Friday, July 13, 2007

Stranger Than Fiction
"There's a call for you" she said, " I didn't quite get his name - I think he said he's somebody's husband".
"Put him on", I said.
I knew who it was. It wasn't the first time his name had been misheard on that phone - or many others. I didn't expect his call - as he was in another continent.
"How can I help you", I asked - cutting to the chase. I knew it wasn't a social call.
"I have a problem" he said. "I've left the sporrans at home."
Its not every day that a man with a broad accent calls you from another continent and asks you to go to his house to find two sporrans. I can't imagine that I'll ever again have to call an international courier company and get a quote for the transit of a pair of scottish purses to africa. The woman on the other and of the phone was more nonchalant than me and was able to estimate that a sporran weighed about a kilo - her partners' did. The chance of speaking to another person who knew someone with a sporran - let alone how much it weighed seemed wrong to me - but I pressed on.
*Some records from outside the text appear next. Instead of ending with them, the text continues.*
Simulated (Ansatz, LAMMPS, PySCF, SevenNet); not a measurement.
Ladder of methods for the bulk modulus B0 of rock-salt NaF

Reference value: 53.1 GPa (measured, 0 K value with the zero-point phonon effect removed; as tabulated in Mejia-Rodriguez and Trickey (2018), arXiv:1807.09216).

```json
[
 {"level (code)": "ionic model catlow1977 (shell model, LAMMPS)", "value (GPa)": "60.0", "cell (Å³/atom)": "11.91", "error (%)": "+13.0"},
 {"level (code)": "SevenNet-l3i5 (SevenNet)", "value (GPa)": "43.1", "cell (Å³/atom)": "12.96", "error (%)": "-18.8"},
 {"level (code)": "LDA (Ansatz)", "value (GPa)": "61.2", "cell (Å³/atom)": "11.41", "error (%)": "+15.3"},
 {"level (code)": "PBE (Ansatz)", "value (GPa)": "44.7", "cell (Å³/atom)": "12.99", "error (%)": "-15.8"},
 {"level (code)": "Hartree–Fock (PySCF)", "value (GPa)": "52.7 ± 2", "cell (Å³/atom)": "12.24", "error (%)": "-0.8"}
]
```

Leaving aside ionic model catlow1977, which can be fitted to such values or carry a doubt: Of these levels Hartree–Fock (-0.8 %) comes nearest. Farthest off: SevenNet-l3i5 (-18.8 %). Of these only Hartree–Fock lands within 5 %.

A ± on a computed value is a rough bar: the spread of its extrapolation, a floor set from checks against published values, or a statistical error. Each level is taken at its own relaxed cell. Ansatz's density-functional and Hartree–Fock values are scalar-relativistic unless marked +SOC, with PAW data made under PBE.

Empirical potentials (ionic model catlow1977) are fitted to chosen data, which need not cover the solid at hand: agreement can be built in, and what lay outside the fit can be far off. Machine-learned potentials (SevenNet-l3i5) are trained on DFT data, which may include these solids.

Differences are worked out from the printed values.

My friend in africa seemed relatively unmoved when I revealed that it would cost him £80 to send him the cultural adornments he so desperately needed to perform his "best-manly" duties at his friends wedding. My partner and I speculated on whether or not there was a branch of "Sporrans "R" Us" or ""Sproz-U-Like" in Nairobi. I even stuck Nairobi and Sporran in Google to little avail.
I set off in the rain with my cat-feeding set of keys and at the door bumped into other cat-feeders. We discussed the sporran situation and wondered if a local could be paid less than £80 to slaughter a cow and make it into several sporrans and a pair of leather chaps for less than £80. I found the articles and left with them in my spar carrier bag to continue my adventure.